What's not to Love?

KEN FIDLIN -- Toronto Sun

, Last Updated: 7:28 AM ET

MANASSAS, Va. -- For the better part of 23 months, Davis Love waited for the zinger that never came. Until yesterday.

First, let us refresh your memory, because this is the part that nobody remembers: Presidents Cup, 2003 edition. The Links at Fancourt in George, South Africa. Sunday afternoon singles. Last match. Love versus Robert Allenby. Par-4 18th hole. Love is one-up.

If Love can halve the hole, the United States will win the Presidents Cup for the first time on foreign soil.

The American's ball is positioned about 60 feet from the pin in a good lie, a tight lie, just off the green, short and right. A routine chip shot for a high-end professional. If he can get up and down and match pars with Allenby, it's over.

Love studies his chip shot, takes the club back and ... CHUNK. It travels just a few feet up on to the green and rolls back almost to his feet. A stunned moment later, Allenby has won the hole and Tiger Woods and Ernie Els are headed for a playoff to break a 17-17 deadlock.

Now that's the part everybody remembers.

Woods and Els went back and forth for three holes in the fading light, culminating their gut-wrenching battle with a pair of matching par putts, Woods from 12 feet and Els from six, in virtual darkness.

Unable to continue because of the fading light, the captains, Jack Nicklaus and Gary Player, conferred and declared the event a draw.

Nobody was more relieved than Woods.

"The reason I didn't want to go in the playoff is because I had beaten Ernie earlier (4 and 3)," Woods said yesterday during preparations for the 2005 Presidents Cup. "So, I've already beaten a top player on their team in his home country and won us a point, and if I go out and lose one hole, nobody's ever going to remember I beat Ernie Els and got a point because I just lost the entire Presidents Cup. So that was a little nerve-racking out there."

Then Woods turned to Love, sitting six feet to his right.

"Thanks, Davis," he said, as the interview room erupted in laughter at the well-aimed dart.

Love didn't miss a beat.

"Finally, somebody said it," Love said.

Viewed through the prism of time, Love shouldn't feel too badly. Inadvertently, he played a key role in elevating the profile of this event. See, the Presidents Cup, just 11 years old now, has been the poor cousin to the Ryder Cup and its 75-year history.

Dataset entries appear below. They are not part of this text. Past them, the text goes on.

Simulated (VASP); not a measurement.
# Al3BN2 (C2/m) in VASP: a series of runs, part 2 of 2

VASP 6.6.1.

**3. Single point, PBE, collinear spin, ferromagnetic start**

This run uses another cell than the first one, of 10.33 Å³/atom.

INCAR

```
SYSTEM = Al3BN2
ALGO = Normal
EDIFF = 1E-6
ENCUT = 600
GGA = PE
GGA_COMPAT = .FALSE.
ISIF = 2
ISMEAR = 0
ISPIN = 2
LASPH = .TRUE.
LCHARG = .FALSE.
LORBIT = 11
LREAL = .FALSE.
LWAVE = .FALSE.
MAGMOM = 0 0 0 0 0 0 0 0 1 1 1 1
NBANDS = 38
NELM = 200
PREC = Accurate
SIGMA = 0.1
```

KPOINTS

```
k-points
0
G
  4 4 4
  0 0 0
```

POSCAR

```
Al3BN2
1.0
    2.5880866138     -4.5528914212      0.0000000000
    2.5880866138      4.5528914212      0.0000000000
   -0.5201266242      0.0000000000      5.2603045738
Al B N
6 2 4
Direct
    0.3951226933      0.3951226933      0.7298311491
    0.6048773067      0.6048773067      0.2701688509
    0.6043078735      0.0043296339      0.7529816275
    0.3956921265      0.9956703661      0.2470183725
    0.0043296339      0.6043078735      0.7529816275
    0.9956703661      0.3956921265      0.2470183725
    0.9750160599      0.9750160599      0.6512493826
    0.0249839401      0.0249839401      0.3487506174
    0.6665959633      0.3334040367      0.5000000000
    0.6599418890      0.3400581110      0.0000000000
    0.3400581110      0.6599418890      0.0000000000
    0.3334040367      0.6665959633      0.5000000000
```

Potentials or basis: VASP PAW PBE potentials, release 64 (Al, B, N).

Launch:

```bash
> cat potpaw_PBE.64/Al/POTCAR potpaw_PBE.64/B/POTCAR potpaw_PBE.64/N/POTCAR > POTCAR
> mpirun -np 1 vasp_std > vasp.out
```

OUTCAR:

The Ryder Cup has all the legend and all the nastiness that the Presidents Cup lacks. For some reason, the Americans and Europeans don't seem to be able to make nice, while the Americans and the Internationals (all other countries save Europe and the British Isles) get along just fine.

But the events of that Sunday afternoon at Fancourt have taken the Presidents Cup to a new level. It still doesn't share the acrimonious personality of the Ryder Cup, but it proved as riveting a spectacle as anything in sport.

By mutual consent, the playoff provision has been removed from the captains' agreement. A tie will stand.

"We will not have a playoff in this event," Nicklaus said. "We will have a tie and share it if we do the same thing. We felt that all 12 players had played so hard and had such a great event that we would like to see it stay that way."

Many of the players, especially the feisty Internationals, would have preferred to come back on the Monday and finish it.

"I was all for continuing," Australian Stuart Appleby said. "It's highly likely that tie is going to be broken this week."

Peter Lonard had a more practical reason for wishing, in hindsight, that the Cup had continued on Monday.

"It would have saved me a big headache," he said, reflecting on the hangover from the team's final party. "I was all for a Monday finish rather than feel like crap."

We have news for Lonard: There's a good chance for crap in the forecast for one of these teams again this week.